OREANDA-NEWS. Fitch Ratings has assigned an 'AAA' rating to the following Utah Housing Corporation (UHC or the Corporation) single family mortgage bonds:

--\$ 28.3 million Class I refunding bonds, 2015 series A (Federally Taxable).

Additionally, Fitch has affirmed the ratings on the following 2009 Indenture single family mortgage bonds:

--\$ 161.6 million 2009 Indenture Class I bonds at 'AAA';
--\$ 14.7 million 2009 Indenture Class II bonds at 'AA'.

The Rating Outlook is Stable.

SECURITY

The bonds are secured by all assets and revenues under the trust indenture, investment earnings and reserve funds. The assets and revenues of the trust estate secure the Class I and II bonds on a senior basis to the Class III bonds which are also backed by a GO pledge (rated 'AA-', Stable Outlook).

KEY RATING DRIVERS

FEDERALLY INSURED PORTFOLIO: The underlying loan portfolio is 99% insured by FHA and 1% insured by VA, limiting loan loss exposure.

STRONG ASSET PARITY: The debt subordination structure provides credit enhancement to the Class I and II bonds which, as of January 2015, had asset parity ratios of 116% and 106%, respectively. Additionally, cash flows demonstrate sufficient asset parity even after incorporating Fitch stressed scenarios.

INDENTURE PROVISIONS: The indenture has asset parity requirements which provides credit enhancement for the Class I and II bonds.

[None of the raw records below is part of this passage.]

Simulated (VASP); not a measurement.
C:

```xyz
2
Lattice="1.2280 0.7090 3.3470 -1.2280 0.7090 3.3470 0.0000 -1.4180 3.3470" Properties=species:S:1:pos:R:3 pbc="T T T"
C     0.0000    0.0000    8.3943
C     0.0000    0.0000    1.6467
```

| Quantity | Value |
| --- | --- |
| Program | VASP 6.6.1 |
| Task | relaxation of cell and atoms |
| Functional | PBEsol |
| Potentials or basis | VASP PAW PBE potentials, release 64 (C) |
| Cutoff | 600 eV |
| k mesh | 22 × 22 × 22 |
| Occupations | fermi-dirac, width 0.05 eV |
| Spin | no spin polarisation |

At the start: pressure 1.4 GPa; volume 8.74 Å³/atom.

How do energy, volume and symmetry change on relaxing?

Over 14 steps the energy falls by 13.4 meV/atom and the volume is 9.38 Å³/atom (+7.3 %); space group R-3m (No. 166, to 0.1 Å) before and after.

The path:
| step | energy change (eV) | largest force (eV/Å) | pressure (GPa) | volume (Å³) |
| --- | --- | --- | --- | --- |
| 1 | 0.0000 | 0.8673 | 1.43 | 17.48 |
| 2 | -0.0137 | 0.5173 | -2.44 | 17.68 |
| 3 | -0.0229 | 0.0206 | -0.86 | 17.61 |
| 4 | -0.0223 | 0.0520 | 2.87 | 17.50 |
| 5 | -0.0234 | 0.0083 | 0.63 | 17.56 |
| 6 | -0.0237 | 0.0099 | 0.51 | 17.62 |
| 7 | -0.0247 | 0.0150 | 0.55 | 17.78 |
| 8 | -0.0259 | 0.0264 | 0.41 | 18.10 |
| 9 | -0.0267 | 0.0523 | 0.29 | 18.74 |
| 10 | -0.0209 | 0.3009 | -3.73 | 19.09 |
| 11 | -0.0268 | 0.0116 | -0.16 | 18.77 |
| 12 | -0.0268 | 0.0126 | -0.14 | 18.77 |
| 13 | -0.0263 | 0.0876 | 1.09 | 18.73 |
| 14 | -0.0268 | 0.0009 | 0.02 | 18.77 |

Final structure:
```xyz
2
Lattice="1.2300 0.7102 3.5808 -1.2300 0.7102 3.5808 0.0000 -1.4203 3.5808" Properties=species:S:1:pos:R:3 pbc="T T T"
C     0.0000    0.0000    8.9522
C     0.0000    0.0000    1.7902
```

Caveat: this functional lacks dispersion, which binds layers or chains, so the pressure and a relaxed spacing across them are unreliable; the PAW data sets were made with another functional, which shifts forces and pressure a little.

MANAGEMENT OVERSIGHT: The Corporation has an experienced management team that has demonstrated their expertise in addressing market challenges.

RATING SENSITIVITY

ASSET PARITY SHORTFALL: There will be negative pressure on the bonds' rating if the asset parity levels on the Class I and II bonds fall below minimum requirements. This is considered remote given the legal bond covenants and UHC's management oversight.

CREDIT PROFILE

The 2015 series A bonds are being issued to refund older debt obligations under the 2009 Indenture and to pay cost of issuance for the 2015 series A bonds. The 'AAA' and 'AA' ratings on the Class I and II bonds reflect the current high levels of overcollateralization, the asset parity maintenance as demonstrated by the stressed cash flow statements, and the federal insurance on the loan portfolio. Additionally, the Class I and II bonds have minimum asset requirements of 111.5% and 102%, respectively. As of Nov. 30, 2014, the program had a delinquency rate (60+ days) of 4.98%. However, the high amount of FHA insurance mitigates concerns over loan portfolio performance.

The 2009 Indenture also includes Class III bonds in the amount of \$10.2 million which are rated 'AA-' with a Stable Outlook. The rating on the class III bonds solely reflects UHC's GO pledge which was affirmed at 'AA-', Stable Outlook on May 6, 2014. For information regarding the class III bonds and UHC's GO debt pledge see the press release 'Fitch Rates Various Utah Hsg Corp Single Family Class I Bank Bonds 'AA-'; Outlook Stable', dated May 6, 2014.